Lisburn's mayor, Councillor Hugh Gray Bass, will not be standing in the forthcoming local government elections.
On Thursday - less than a week before 'Nomination Day' - he announced that he will be stepping down to make way for a younger man.'
And when his office terminates on October 1 (the date set for the inauguration of the new area councils) he will have completed 12½ years service to the Borough.
In a statement Mr. Bass said: "I have decided not to stand as a candidate for election to the new Lisburn District Council for a variety of reasons.
BOW OUT
"Firstly, the newly elected members will sit for four years, and as I have already completed 12 years, this seems an appropriate time to bow out and make way for a younger man.

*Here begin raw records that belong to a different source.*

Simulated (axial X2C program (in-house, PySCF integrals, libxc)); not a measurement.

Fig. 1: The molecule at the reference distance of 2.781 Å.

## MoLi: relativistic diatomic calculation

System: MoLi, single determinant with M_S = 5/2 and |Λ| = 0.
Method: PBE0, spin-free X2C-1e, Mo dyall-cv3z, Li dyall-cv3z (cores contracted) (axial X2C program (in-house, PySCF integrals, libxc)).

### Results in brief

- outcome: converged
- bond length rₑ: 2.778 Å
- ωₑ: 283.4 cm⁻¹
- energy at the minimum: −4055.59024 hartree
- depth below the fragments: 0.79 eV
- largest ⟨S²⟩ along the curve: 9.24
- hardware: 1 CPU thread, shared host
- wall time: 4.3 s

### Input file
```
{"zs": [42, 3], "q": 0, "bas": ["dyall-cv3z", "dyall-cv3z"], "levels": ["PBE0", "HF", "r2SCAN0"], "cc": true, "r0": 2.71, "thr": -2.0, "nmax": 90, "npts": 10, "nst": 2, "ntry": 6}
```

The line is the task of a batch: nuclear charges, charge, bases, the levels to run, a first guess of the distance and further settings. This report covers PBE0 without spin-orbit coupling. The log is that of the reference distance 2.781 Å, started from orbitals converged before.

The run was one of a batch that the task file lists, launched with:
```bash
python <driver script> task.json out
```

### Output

"The new council will represent a much larger area yet will have greatly reduced powers. Voting will be by Proportional Representation - this means that the number of electors to be canvassed is greatly increased and therefore an independent is put at a considerable disadvantage.
POLITICS
"I have always believed that there was no place for party politics in local government, that personalities should rate higher than parties, but that belief - like so much of the old system - belongs now to the past.
"Proportional Representation has undoubted merits but little to commend it for local government.
"I will leave local government with the greatest regret but as the existing councils continue until October 1, now is not the time for post mortems.
RECREATIONAL
"The members of the new District Council will, of course, have important functions - particularly with regard to the provision of recreational facilities. Even more important, they will have the difficult task of ensuring that the voice of the people they represent will not only be heard, but listened to in the various ministries and area boards responsible for most of the functions of local government.
"I wish them well," Mr. Bass concluded.
Mr. Bass became Mayor in May 1970, having been a member of the borough council - and the former Urban council - from 1961.
PUBLIC AFFAIRS
He has lived in Lisburn since 1935 and has taken a keen interest in public affairs down the years. He is an ex-serviceman, having served in the RAF in the second World War.
He was the first president of the Lisburn Chamber of Commerce, first chairman of the Lisburn Historical Society, past President and founder member of the local Rotary Club and is a Justice of the Peace for County Antrim.
A member of the Society of Friends, Councillor Bass is a former member of the Board of Governors to Friends' School, Lisburn.